Hello there, Ladies & Gents !
Another small update with the latest news regarding the project. Most of this info was already published on our social accounts, so if you follow us there these will not be news – but not everybody is expected to be a Facebook or a Twitter user, so here we go! We will throw in some more context as a bonus, naturally.
Well, we are a bit late for Australia Day – but still, better late than never! The ANZAC crowd is joining the fight in Task Force Admiral as of today. Please say hi to our 3D model of the Kent-subclass of County-class heavy cruiser & Leander-class light cruiser. Ships of both classes were treaty-era British-made warships which saw ample service with the Australian and New-Zealand forces during the war in the South Pacific theater. They operated together within the Royal Navy ANZAC squadron, formed into Task Force 44 by mid-1942.
This HMS Kent model will serve as the starting point for HMAS Australia & HMAS Canberra – although in their cases some modifications & refit specifics have to be ironed out first. They featured extensively in the fighting in the SOPAC area, HMAS Canberra being one of the very first unfortunate warships to fall victim to the Solomons campaign meatigrinder at Savo Island on August 1942. The original photo below is that of HMS Kent herself, to give you a better idea of the work accomplished by our talented (yet exhausted !) 3D artist Rizki. We will update our work once we get the specifics of the Australian ships right.

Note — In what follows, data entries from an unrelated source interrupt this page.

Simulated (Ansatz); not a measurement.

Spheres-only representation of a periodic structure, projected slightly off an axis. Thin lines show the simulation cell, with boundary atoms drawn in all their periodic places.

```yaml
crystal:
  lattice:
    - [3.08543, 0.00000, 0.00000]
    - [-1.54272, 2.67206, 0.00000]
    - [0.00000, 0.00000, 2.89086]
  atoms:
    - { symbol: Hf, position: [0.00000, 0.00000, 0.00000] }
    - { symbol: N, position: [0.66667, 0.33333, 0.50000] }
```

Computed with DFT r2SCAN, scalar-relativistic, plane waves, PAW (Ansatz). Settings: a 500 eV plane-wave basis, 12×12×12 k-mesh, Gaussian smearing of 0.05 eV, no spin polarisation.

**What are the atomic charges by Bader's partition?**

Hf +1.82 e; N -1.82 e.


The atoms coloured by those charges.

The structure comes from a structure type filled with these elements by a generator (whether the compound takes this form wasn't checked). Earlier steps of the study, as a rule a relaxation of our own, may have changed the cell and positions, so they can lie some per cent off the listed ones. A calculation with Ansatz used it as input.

Next, this brand new 3D model of the Leander class stands for both HMNZS Leander & HMNZS Achilles (that one, of Battle of the River Plate fame). Note that HMAS Perth, HMAS Hobart & even the unlucky HMAS Sydney (which is sort of outside of our time frame, having sunk in her encounter with Kormoran before the hostilities began against Japan) will have to wait a bit longer, as they differed noticeably externally from their Kiwi cousins in a few ways. Their stack arrangement, in particular, was of a later design, as required by a different engine configuration giving them a characteristic twin-funneled silhouette.
Over the last few weeks, the Allied roster was also reinforced by some iconic American hardware. Today’s update features two versions of the CL-40 Brooklyn-class light cruiser – one with early anti-air artillery, the other with reinforced anti-air as of late 1942 (with added Bofors 40mm & Oerlikon 20mm mounts). One of the model was based on USS Boise (CL-47), perhaps primarily known in the Pacific for her action at Cape Esperance (and the damage she suffered there) ; the other model is based on USS Nashville (CL-46), an early companion of Task Force 16, infamously known for the… excessive ammo expenditure she needed to sink a mere Japanese picket trawler during the Doolittle Raid. Other ships of this iconic class of “machine-gun cruisers” will naturally feature prominently, as regular screen companions within your carrier Task Forces.
The CA-26 Northampton-class of “treaty” heavy cruisers also joined the fray, with no other than USS Northampton in her late 1941-early 1942 paint scheme. Her fancy Measure-5 fake wave at the bow was designed so as to confuse enemy observers regarding her actual speed, but the design had pretty much disappeared from Pacific Fleet painting habits by mid-1942. The Northampton-class will eventually feature its two sub-classes – the common and the “flagship” version, which had a slightly different superstructure designed as to accommodate the requirements of a flag officer and its staff (aka you and your boys). Except for USS Augusta which was assigned to the Atlantic Fleet during most of the war, the other five members of the class saw furious combat in the Pacific, with three of them (USS Houston, USS Chicago & USS Northampton herself) paying the highest price, falling victim to Japanese torpedoes during surface and air action. Just like the Atlanta and Brooklyn-classes, expect to encounter them often in your escorting screens, where they served valiantly and contributed critical anti-air support during the early days of carrier combat.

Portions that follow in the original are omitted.